Arm IPO – the $52 Billion Question

Arm has launched the road show for its IPO, with the executive team now traveling the country pitching its shares to the Street. In addition, they have updated their prospectus and unveiled a road show video. Most critically, news has now come out that they are seeking a $52 billion valuation for their shares. In our previous posts (and here) we had cautioned that the company originally sought a $64 billion valuation. We labeled that figure as ‘suicidal” and it seems that the market (and Arm’s bankers) agreed. The new $52 billion figure is not what we would consider suicidal, but it is still very challenging.

The Street’s favorite valuation method is to compare the company to its peers, comparable analysis. The trouble is that finding comps for Arm is not easy. Most analysts will likely compare the company to semiconductor design companies like AMD, Qualcomm and Nvidia, but this is problematic because Arm has a very different business model and cost structure. Given the amount of time Arm devotes in its road show video (more on that in a moment) to the topic of software, we suspect the company would like to valued as a software company. But again, this does not quite fit. Arm licenses intellectual property (IP) which its licensees use to create products. Software companies have a much more direct approach selling the final product to their customers. Probably the best peer group is the EDA companies, Cadence and Synopsys, makers of software tools for semis companies. So a similar customer group to Arm. Those companies also license a lot of IP as well. Not a perfect match, but fairly close. Those two companies currently trade for an average PE of 72x trailing twelve month earnings, as opposed to the 99x Arm is seeking. At the EDA average, Arm’s value comes in at $38 billion.
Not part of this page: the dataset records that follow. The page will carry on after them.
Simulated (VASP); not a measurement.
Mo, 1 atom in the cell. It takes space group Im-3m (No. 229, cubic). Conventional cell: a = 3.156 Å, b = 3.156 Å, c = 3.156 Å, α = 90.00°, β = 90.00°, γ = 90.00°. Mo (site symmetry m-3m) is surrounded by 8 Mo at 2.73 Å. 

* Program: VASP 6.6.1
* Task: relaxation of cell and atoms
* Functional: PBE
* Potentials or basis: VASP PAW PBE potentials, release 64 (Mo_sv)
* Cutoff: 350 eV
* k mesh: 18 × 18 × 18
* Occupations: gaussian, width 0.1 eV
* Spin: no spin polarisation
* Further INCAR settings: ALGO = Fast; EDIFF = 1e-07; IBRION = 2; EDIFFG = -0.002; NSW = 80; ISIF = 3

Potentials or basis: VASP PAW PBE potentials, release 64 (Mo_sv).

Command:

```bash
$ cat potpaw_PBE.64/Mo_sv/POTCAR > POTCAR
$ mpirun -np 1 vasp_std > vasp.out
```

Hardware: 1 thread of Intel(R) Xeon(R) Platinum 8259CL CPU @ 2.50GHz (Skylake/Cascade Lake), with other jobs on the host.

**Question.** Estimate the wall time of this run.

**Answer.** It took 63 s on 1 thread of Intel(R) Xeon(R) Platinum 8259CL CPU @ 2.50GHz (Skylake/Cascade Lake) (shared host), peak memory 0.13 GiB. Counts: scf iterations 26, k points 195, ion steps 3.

We have viewed the company’s road show video. (It should be available publicly, but we have not been able to find a public link yet.) In this the company lays out its financial model, but with little detail. They are essentially positioning their growth story on the prospect of increasing their share of value extraction from the industry. As we noted in those prior posts, this is a reasonable ambition, its just that putting in place will prove difficult. If Arm can pull that off, it would add considerable appeal to their valuation. Some numbers can help illustrate this point. The company said that last year, their licensees shipped $98 billion of chips, while Arm earned $2.7 billion in revenue, which works out to a 2.7% royalty rate. Below we create a sensitivity table showing how changes in royalty rates and net margins affect the company’s earnings growth through 2025.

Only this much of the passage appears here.